ASML forecast cuts $1 billion from Israeli chip manufacturer Nova’s market cap
ASML forecast cuts $1 billion from Israeli chip manufacturer Nova’s market cap
Nova, Tower, and Camtek face steep losses after ASML signals slower growth for 2025, impacting global chip demand.
Shares of Israeli chip companies fell on Sunday on the Tel Aviv Stock Exchange, aligning with declines in U.S. stock exchanges where they are also traded. Leading the decliners was Nova, which dropped by about 14.8%, wiping out approximately NIS 3.6 billion (approximately $960M) from its market value, which now stands at around NIS 20.4 billion ($5.4B). Tower decreased by 3.6%, erasing about NIS 720 million, bringing its market value to NIS 19.4 billion ($5.15B). Camtek fell by 3.5%, shedding approximately NIS 540 million for a value of about NIS 14.4 billion ($3.82B).
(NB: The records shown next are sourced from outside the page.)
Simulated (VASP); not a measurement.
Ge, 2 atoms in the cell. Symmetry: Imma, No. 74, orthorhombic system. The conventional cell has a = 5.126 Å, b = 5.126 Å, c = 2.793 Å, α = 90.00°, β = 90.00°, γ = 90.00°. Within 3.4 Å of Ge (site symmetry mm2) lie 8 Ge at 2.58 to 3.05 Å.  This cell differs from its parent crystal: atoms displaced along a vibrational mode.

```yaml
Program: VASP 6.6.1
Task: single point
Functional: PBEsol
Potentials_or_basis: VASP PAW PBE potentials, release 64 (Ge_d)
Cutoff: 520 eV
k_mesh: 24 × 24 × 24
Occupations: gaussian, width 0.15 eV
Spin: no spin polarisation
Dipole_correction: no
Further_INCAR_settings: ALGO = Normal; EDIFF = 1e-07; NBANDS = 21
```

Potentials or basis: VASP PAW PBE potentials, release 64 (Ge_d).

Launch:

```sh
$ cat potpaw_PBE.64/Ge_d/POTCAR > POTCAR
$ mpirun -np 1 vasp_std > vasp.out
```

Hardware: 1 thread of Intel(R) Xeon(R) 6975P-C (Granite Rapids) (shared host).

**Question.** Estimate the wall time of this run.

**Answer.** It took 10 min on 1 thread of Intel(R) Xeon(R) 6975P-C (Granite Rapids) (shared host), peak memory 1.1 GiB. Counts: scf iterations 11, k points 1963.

The background to these declines is a disappointing forecast from the Dutch giant ASML, which manufactures machines for chip production. Alongside the release of its third-quarter results, ASML predicted that 2025 sales would total between €30-35 billion, at the lower end of its previous forecast. This is despite benefiting from the ongoing global demand for chips. As a result, ASML's stock plummeted 16% in one day, wiping €50 billion off its market value.
According to Bernard Manor, investment manager at IBI Investment House, "ASML is expected to continue growing next year, but instead of around 30%, the growth will be closer to 20%. This is still significant growth, but when a company trades at a P/E ratio of 35, a drop of about €2 billion in expected profits leads to a dramatic stock decline." The market, Manor added, had anticipated ASML's 2025 revenues to reach €37-38 billion.
ASML, due to its central position in the chip industry, often signals the broader direction of the sector. "ASML occupies a unique position," said Shahar Cohen of the Lucid Capital fund. "It produces the machines used to engrave silicon wafers into advanced chips. This is the first step in the production process, and ASML holds a practical monopoly." From ASML’s forecast, it appears that attention is now shifting toward artificial intelligence (AI) chips, while demand for other types of chips, such as those used in personal computers and vehicles, is declining. "In practice, what ASML is saying is that the market is now focused on AI chips, while the consumption of other chips is decreasing. Additionally, U.S. chip companies are concentrating on increasing the utilization of existing plants rather than building new ones," Manor said. He added that while Nova and Camtek are also involved in AI, they are not at the forefront of the sector, and investors are reacting accordingly.
In contrast, Tower focuses on analog chips and is thus expected to be less affected by the trends ASML highlighted. Manor explained that Tower produces "chips used in cameras or RF chips for radio communications. Therefore, Tower’s exposure to the trends ASML is discussing is lower." However, he added, "There is still a negative sentiment toward the chip market, which has also impacted Tower. Additionally, the company's exposure to automotive chips might be contributing to its decline."
The weakness highlighted by ASML's forecast stems from two main factors. The first is the weakening positions of Intel and Samsung in the chip market, and the second is declining sales to China. "The crisis at Intel, which has led to global cutbacks, along with Samsung's inability to develop components and memory chips that meet Nvidia's requirements, has led to the postponement of orders for ASML's chip-manufacturing equipment, contributing to the lower forecast for 2025," Cohen said.
The second reason is the decline in sales to China. In 2024, China is expected to account for about 40% of ASML's sales, but in 2025, the company anticipates this figure will drop to 20%. According to Cohen, "Over the past two years, China placed large orders for chip-making machines. The question was whether these orders were driven by real demand or by China's attempt to advance purchases ahead of potential worsening sanctions after the U.S. elections. The current decline in Chinese sales suggests that this was, in part, an effort to stockpile equipment ahead of expected sanctions."